Process Update for Labor Enforcement Investigations
On January 13, 2023, the U.S. Department of Homeland Security (DHS) announced that noncitizen workers who are victims of, or witnesses to, the violation of labor rights, can now access a streamlined and expedite deferred action request process. Deferred action protects noncitizen workers from threats of immigration-related retaliation from the exploitive employers. Effective immediately, this process will improve DHS’s longstanding practice of using its discretionary authority to consider labor and employment agency-related requests for deferred action on a case-by-case basis. This practice will facilitate the ability of labor and employment agencies to more fully investigate worksite violations, supporting the agencies in fulfilling their mission and holding abusive employers accountable. Individuals will be able to visit DHS.gov for additional information and to submit requests.

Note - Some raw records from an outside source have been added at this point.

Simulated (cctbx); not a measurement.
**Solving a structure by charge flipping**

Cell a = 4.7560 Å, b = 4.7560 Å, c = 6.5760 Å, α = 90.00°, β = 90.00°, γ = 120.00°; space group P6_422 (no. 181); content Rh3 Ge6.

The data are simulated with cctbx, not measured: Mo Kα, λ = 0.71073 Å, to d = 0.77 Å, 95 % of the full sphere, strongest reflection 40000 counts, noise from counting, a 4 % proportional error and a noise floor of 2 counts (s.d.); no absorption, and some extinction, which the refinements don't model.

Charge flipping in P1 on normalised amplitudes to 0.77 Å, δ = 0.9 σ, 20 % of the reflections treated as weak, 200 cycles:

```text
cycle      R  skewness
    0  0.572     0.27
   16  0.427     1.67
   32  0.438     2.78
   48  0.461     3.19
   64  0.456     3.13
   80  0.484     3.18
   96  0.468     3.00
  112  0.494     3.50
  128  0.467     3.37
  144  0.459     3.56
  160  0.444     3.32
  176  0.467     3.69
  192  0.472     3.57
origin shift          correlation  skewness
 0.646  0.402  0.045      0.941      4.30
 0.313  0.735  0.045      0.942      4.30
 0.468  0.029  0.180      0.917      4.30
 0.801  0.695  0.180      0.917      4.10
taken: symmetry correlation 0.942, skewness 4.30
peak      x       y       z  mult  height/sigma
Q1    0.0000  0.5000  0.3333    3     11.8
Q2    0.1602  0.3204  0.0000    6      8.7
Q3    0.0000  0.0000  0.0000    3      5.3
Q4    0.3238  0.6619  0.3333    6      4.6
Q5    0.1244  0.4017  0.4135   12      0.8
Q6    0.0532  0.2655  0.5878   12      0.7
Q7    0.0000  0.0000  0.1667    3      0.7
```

In addition to providing new guidance to labor agencies regarding processes to seek deferred action for certain workers, DHS will also provide for a single intake point for deferred action requests from noncitizen workers that are supported by labor enforcement agencies. The centralized intake process will allow DHS to efficiently review these time-sensitive requests, provide additional security to eligible workers on a case-by-case basis, and more robustly support the mission of labor agencies.
Moreover, DHS will also provide a central intake point for deferred action requests from noncitizens who fall within the scope of a labor agency investigation and/or enforcement action to submit such requests to U.S. Citizenship and Immigration Services (USCIS). For deferred action requests from noncitizens who are in removal proceedings or have a final order of removal, upon reviewing the submission for completeness, USCIS will forward such requests to U.S. Immigration and Customs Enforcement (ICE) to make a final determination on a case-by-case basis. USCIS will consider all other deferred action requests on a case-by-case basis. USCIS will also consider all related employment authorization applications, including those related to deferred action requests decided by ICE. Given the often time-sensitive labor agency enforcement interests, efficient processing of deferred action and related applications for employment authorization will reduce potential risks to workers and retaliation by their employers under investigation.
In addition to facilitating case-by-case determinations, requests for deferred action submitted through this centralized process must include a letter (a Statement of Interest) from a federal, state, or local labor agency asking DHS to consider exercising its discretion on behalf of workers employed by companies identified by the agency as having labor disputes related to laws that fall under its jurisdiction. In addition to other elements, the letter from the labor agency should include:
- The enforcement or jurisdictional interest of the labor agency and how it relates to the mission of the labor agency;
- The workers covered by the Statement of Interest; and
- Why DHS’s consideration of prosecutorial discretion with respect to these specific workers supports the labor agency’s interest.
Consistent with existing practice, discretionary grants of deferred action under this process will typically last for a period of two years, subject to termination at any time. Individuals granted deferred action may be eligible for employment authorization under existing regulations, which require that they demonstrate an economic necessity for employment. They may also be eligible for subsequent grants of deferred action if a labor agency has a continuing investigative or enforcement interest in the matter identified in their original letter supporting DHS use of prosecutorial discretion.